HANOVER TWP. – The Hanover Area School Board on Thursday voted to approve a final budget proposal for the 2011-12 school year that includes a 0.9-mill property tax increase, curtails high school programs by eliminating positions for two industrial arts teachers, an art teacher, a French teacher and a social worker and closes Lyndwood Elementary.
The closure will allow the furlough of three teachers and two assistant principals.
But board members emphasized they will work to make more expenditure cuts before June 30 to further reduce or eliminate the tax hike.
Superintendent Anthony Podczasy said state law would allow the school board to raise taxes up to 4 mills with qualifying exceptions, but Thursday’s 8-1 vote basically created a ceiling for the highest possible tax hike that the board would impose – the 0.9-mill increase.
A mill is equal to $1 in tax for every $1,000 in assessed property value. So, without any further tax reduction, the tax bill for a home with an assessed value of $100,000 would increase $90. The 5.87-percent increase would bring the total millage rate to 16.2283, equating to a property tax of $1,622.83 on such a home.
Podczasy said the board started in December with a proposed budget of $28.3 million and, by February, reduced it to $27.3 million. In March, the board cut another $2.1 million, leaving a deficit of $1.4 million. The deficit grew to $2.77 million in April when Gov. Tom Corbett announced state funding cuts for education. Hanover Area’s cut was $1.36 million.
The board cut spending further, resulting in a $25.15 million budget for 2011-12, or $241,486 more than this year’s.
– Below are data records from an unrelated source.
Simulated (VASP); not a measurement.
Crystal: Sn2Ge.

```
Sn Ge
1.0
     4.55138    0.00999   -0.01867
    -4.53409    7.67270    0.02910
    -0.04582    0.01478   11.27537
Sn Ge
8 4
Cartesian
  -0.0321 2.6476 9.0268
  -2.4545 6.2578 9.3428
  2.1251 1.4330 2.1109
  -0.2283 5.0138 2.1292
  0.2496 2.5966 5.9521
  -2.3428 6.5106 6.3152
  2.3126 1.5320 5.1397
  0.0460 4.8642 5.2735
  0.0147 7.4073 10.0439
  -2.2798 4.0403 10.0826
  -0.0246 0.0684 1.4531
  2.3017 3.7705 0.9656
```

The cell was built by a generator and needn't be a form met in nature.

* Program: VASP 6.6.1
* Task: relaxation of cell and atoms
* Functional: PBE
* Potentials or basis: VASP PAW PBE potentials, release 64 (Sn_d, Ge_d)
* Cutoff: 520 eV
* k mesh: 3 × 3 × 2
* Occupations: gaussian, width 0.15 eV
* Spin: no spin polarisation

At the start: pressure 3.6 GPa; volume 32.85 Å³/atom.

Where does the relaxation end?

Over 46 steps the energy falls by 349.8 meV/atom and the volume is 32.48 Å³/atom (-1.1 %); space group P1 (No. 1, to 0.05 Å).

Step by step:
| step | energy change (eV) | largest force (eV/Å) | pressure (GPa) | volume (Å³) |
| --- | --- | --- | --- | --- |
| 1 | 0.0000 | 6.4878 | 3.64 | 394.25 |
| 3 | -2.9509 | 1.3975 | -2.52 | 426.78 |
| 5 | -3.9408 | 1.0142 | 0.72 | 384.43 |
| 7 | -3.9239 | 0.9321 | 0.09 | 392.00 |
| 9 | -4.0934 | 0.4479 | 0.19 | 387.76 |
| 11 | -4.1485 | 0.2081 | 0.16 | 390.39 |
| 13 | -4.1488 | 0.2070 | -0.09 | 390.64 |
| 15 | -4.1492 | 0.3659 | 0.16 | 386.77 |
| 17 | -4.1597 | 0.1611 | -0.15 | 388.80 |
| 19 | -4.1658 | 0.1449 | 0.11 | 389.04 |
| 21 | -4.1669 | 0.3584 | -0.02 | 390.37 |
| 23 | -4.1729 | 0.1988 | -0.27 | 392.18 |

Podczasy said a third of the 0.9-mill tax increase will be used for debt payment, which increases from $724,350 to $3,180,965 next school year.
Resident Ed Mera chastised the school board for allowing debt to escalate. “Where are you in the hole $29 million?”
Board President John Pericci said previous school boards invested $19 million in infrastructure improvements to buildings constructed in the 1920s and 1930s. The additional $10 million was from interest expense. He said the $2.8 million that became due this year was no surprise, but he doesn’t think it “was planned for properly.”
Speaking as an advocate for the arts, Ron Simasek said it appeared that state law required that art and music “had to be taught” in the schools. Podczasy said that while state code requires instruction in the humanities, not all humanities had to be taught.
Lyndwood teacher Mary Ellen Fries asked if any faculty jobs could be saved if the teachers voted for a wage freeze.
Solicitor George Shovlin said the board is in discussions with the teachers union on that topic, but members were “not privy to discuss it.”
Pericci said the savings of a wage freeze would amount to about $445,000.
Parent Kim Linski asked what will happen to non-college prep students whose programs were cut. Podczasy said the students whose classes were eliminated would take more Internet, computer, music and state assessment test preparation classes.